There has been a gap in my writing and posting in the past week. I had a posting written on the January 5th, but It just did not fit, and clearly, God felt the same way about it because every time I thought of publishing it something prevented it from happening. That and Pat getting sick Sunday morning got me out of the rhythm. But this morning was more back to normal. My wife Pat is better, and my focus is better.
Head of Trail
The past few weeks during the cold snap, (anything for me below 20º is a cold snap), I have been listening to YouTube videos with quite a bit of open-air preaching. Other teachings came from some of my favorite preachers, and the thing that has been nagging at me has been the response by “Christians” to the open-air preachers. The responses are heartbreaking.

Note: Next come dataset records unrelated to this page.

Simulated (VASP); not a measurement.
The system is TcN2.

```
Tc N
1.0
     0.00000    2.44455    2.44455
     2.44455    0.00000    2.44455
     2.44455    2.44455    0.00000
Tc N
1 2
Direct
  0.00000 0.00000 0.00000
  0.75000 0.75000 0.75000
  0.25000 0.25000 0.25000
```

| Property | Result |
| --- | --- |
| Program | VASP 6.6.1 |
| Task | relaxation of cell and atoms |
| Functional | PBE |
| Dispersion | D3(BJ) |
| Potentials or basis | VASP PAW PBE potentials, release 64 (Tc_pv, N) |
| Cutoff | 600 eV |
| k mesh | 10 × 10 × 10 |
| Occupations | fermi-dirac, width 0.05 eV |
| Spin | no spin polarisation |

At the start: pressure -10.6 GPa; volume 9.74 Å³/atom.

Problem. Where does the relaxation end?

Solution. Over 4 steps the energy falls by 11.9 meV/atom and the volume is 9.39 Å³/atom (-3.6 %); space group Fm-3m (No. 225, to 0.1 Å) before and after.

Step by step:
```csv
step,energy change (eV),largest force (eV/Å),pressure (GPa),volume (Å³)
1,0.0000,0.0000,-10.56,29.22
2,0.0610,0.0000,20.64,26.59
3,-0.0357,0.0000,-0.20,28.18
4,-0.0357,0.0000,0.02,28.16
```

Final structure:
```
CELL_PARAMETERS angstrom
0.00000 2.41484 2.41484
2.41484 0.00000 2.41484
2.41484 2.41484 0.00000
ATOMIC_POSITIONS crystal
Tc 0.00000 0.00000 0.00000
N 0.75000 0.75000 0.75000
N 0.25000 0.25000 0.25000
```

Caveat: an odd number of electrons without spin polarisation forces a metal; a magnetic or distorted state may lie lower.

These guys are not threatening their audience; they are preaching the Gospel. They preach the absolute authority of the Bible. They preach;
John 14:6 (ESV)
6 Jesus said to him, “I am the way, and the truth, and the life. No one comes to the Father except through me.”
But the reaction of the “Christians” just messes me up. They talk about “their god” is not that way. They claim that there is more than one way to heaven. They claim to be “good” people… at least better than most.
As I listened to these videos, all I could think of is Biblical Illiteracy.
As I listened to the responses, I was humbled by the lack of understanding people had for the Word of God. Then I looked back on my 52 years preceding my rebirth, and I was in that same boat. I had been confronted by the same folks, (not on camera), telling me the same things and I responded the same way with maybe a bit more attitude. I was so sure of myself. I didn’t need a preacher to tell me about anything. I knew what I needed to know about God. I prayed when I was in enough trouble and the rest I handled on my own: at least that is what I told myself.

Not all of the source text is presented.